Ghana’s banks are still grappling with a surge in bad loans, more than two years after the country’s sovereign default, a result that shows when fiscal stress and tight monetary policy are at play in the financial system.
When the government restructured about half of its debt in 2022, forcing lenders to swap GH¢17.5 billion in local bonds for longer-term, lower-yielding securities, banks took an immediate hit. But the pain deepened as the central bank lifted rates above 30% to fight inflation, leaving borrowers unable to keep up with repayments.
Non-performing loans stood at 15% of gross loans in December 2022 and jumped to 24% by mid-2024, according to the African Development Bank’s 2025 outlook. The report cited by The High Street Journal, described Ghana as a “textbook case” of the sovereign-bank nexus, where fiscal distress spills into the financial system.

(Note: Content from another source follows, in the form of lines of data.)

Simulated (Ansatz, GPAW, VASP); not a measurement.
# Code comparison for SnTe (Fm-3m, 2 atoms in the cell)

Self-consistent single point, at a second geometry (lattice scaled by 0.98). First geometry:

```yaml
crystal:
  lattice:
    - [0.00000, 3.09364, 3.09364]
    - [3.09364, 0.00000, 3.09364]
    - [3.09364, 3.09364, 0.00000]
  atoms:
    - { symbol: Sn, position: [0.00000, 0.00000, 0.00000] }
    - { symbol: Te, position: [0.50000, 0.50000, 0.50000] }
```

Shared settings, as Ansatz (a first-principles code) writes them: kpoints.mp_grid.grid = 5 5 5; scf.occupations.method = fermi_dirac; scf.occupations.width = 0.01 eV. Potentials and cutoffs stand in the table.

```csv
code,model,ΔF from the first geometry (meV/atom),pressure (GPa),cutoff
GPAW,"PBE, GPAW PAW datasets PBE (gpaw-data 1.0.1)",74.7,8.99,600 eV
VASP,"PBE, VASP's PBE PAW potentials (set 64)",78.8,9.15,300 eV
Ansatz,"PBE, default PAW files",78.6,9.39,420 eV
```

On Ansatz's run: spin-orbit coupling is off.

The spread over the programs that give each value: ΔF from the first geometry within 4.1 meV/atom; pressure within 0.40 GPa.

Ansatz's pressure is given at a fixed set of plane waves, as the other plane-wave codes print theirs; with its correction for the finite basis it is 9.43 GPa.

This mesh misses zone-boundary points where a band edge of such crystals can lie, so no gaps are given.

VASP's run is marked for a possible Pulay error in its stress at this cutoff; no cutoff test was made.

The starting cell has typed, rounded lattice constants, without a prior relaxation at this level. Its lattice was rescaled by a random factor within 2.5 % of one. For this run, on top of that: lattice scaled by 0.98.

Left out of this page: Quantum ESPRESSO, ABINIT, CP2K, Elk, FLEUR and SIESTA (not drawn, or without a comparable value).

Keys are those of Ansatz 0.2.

The strain remains visible. By April 2025, the NPL ratio was 23.6%, with the stock of bad loans topping GH¢21 billion. Agriculture and transport are hardest hit, with default ratios above 50%. Credit growth has slowed sharply even as banks post profits on paper, underscoring how lending appetite has dried up.
The AfDB warned that Ghana’s experience highlights how sovereign stress and tight monetary policy can interact to deepen financial fragility. High rates help contain inflation and lift bank margins, but they also squeeze borrowers, feeding into defaults and limiting new credit.
The Bank of Ghana has tightened loan classification rules, ordered faster write-offs and raised reserve requirements for weaker lenders. Regulators want the NPL ratio cut to 10% by December 2026.
Whether banks can meet that target is unclear. For now, they remain weighed down by the legacy of the default and the costs of keeping inflation in check.